Jonathan writes Legislature on oil benchmark, may boycott budget presentation today

Goodluck-Ebele-Jonathan19 November 2013, Abuja – President Goodluck Jonathan has written to the National Assembly to express his concern over the crude oil benchmark pegged at $79 per barrel by the House of Representatives, stating that without a resolution of the benchmark it will be futile to present a budget that would cause rancour between the executive and the legislature and delay its passage.

Accordingly, THISDAY learnt from presidency sources Monday that the president may shelve the presentation of the 2014 budget today until a consensus is reached between both arms of government on the benchmark.

A presidency source said the president’s decision to defer the budget’s presentation was triggered by the decision by the House of Representatives to renege on an understanding reached between the executive and National Assembly to peg the crude oil benchmark at $76.5 per barrel.

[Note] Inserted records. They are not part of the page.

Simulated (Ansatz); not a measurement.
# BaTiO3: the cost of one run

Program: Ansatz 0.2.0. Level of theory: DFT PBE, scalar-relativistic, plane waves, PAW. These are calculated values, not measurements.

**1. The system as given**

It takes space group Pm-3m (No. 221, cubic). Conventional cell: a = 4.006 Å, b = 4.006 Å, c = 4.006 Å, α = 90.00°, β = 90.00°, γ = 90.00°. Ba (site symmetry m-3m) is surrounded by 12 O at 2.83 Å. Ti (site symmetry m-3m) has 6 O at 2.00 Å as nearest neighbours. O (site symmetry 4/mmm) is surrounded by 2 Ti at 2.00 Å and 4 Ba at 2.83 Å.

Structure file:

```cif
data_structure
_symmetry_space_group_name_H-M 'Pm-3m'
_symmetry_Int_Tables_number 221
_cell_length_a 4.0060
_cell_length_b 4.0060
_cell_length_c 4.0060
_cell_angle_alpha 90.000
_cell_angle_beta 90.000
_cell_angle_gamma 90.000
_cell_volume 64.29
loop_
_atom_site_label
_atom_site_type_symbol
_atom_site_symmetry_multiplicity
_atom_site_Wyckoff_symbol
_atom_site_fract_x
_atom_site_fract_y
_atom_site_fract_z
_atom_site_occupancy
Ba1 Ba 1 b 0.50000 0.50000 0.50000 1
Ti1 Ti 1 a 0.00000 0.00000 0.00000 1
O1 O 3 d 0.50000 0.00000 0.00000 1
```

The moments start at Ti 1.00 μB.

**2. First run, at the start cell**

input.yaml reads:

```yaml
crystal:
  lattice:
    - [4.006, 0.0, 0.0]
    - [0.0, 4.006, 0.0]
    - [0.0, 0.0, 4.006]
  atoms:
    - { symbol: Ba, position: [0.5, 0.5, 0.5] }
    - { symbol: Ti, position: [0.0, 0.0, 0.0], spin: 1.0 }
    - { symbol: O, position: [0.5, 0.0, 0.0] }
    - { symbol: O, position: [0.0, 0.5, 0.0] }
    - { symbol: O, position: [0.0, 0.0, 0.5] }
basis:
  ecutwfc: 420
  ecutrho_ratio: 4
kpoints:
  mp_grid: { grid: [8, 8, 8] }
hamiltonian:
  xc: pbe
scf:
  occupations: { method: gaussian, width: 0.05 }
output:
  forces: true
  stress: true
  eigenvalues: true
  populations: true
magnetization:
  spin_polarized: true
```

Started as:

Under the 2014 – 2016 Medium Term Economic Framework (MTEF) and Fiscal Strategy Paper (FSP), the executive had proposed $74 per barrel. However, following an understanding reached between both arms of government, a joint Senate and House Committee of Finance and Appropriation, raised the benchmark to $76.5 per barrel two weeks ago.

But whereas the Senate kept to its end of the bargain when it passed the MTEF/FSP last week, the House hiked the benchmark to $79 per barrel, causing consternation among the executive.

Meanwhile, the federal government has debunked allegations by Rivers State Governor Chibuike Amaechi that $5 billion is missing from the Excess Crude Account (ECA), describing the allegation as “absolutely shocking and false”.

It pointed out that the governor could not have denied knowledge of the status of the ECA, when his state benefitted handsomely from the share of the $5 billion, which was severally used to augment revenue shortfalls for sharing to the three tiers of government.

Amaechi had alleged during a meeting of his faction of the Nigeria Governors’ Forum (NGF), in Sokoto at the weekend, that $5 billion had disappeared from the Excess Crude Account and demanded explanations from the government agencies responsible.

Reacting to the allegation in a press statement yesterday, the Federal Ministry of Finance said: “Amaechi cannot credibly deny knowledge of the status of the ECA,” adding that “he has been closely involved and actively participated in making requests to the presidency for the ECA to be shared for the purpose of augmenting the regular allocations from the Federation Account whenever there was a shortfall.”

According to the statement, the $5 billion in the ECA, which Amaechi alluded to, had been shared to the three tiers of government to make up for the revenue shortfalls during the Federation Account Allocation Committee (FAAC) process.

“Part of this fund also went for SURE-P payments and the balance for subsidy payments to oil marketers,” it added.

The ministry, which provided empirical evidence to buttress its claim, said Rivers State received N56.2 billion, the second highest share among the states, from January to September 2013 from the ECA, adding that the amount included N43 billion for shortfalls plus N12 billion released for the Subsidy Reinvestment and Empowerment Programme (SURE-P).

“In fact, earlier this month (November 2013) Rivers State along with other states, benefitted from the sharing of $1 billion from the ECA to augment the allocations.
“It is therefore curious that Governor Amaechi seems not to know the whereabouts of the N56.2 billion which Rivers State has received from the ECA this year,” the statement added

The statement also faulted Amaechi’s allegation that the Coordinating Minister for the Economy and Minister of Finance, Dr. Ngozi Okonjo-Iweala, refused to sign the African Development Bank (AfDB) loan for a water project in Port Harcourt.

“The loan in question has been appraised but it is yet to be negotiated. Before the minister can sign it, it has to go through the negotiation process and be considered and cleared by both the Board of the African Development Bank and the Federal Executive Council. So the issue of the minister refusing to sign it simply does
not arise.

“Dr. Okonjo-Iweala handles issues concerning the states on the basis of professionalism and equity,” the statement said.